This easy roasted asparagus recipe lets the flavor of fresh asparagus really shine.
My parents stopped by our house on their way home on Sunday to drop off a treat: fresh asparagus that had been cut that morning!
Right away, I trimmed the edges and wrapped them in a wet paper towel and put them in a zipper-lock bag in the vegetable crisper in our refrigerator. The ends of asparagus should stay moist (but don’t wash or wet the rest or the asparagus stalk). Watch our video on how to clean, trim, and store asparagus.
The next day, I roasted the asparagus using a simple recipe from The Old Farmer’s Almanac Garden-Fresh Cookbook (see below). The best way to cook truly fresh asparagus is to roast it with nothing more than a drizzle of good-quality olive oil.
We had the fresh-cut asparagus for dinner, along with chard from a friend’s garden and leftover enchiladas. The asparagus was phenomenal! I didn’t realize how incredible these lovely green spears taste when they are so fresh! My husband and I laughed because we both wolfed down all of the vegetables on our plate before touching the enchiladas—a first for us.
Roasted Asparagus The Old Farmer’s Garden-Fresh Cookbook (page 102)
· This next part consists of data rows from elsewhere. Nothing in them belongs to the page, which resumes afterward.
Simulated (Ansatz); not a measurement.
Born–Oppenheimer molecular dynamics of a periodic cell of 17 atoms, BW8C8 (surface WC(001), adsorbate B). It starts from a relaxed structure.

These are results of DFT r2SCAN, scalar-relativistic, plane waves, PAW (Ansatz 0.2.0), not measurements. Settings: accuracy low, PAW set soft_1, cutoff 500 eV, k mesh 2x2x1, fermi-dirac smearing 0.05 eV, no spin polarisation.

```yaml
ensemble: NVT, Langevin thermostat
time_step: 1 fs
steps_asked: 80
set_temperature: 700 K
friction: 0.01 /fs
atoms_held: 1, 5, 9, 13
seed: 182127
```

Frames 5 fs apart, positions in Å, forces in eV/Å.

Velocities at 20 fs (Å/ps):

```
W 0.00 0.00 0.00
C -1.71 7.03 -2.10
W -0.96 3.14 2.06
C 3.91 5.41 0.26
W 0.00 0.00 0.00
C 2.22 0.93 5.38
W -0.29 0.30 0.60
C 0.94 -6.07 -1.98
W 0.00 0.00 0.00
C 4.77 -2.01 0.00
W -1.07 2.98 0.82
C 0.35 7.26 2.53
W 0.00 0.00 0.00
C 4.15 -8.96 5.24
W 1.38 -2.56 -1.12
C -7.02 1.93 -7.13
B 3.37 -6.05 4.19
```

1 pound asparagus, trimmed
2 tablespoons olive oil
salt and pepper, to taste
Preheat the oven to 400 degrees Fahrenheit. Rinse the spears and snap off the ends (they’ll snap in their natural place).
Spread the asparagus in a single layer on a baking sheet and drizzle with the oil. (Don’t pile up.) Season with salt and pepper, then toss to coat.
Roast for 15 minutes, or until tender (time will depend on the thickness of the stalks). Makes 4 servings.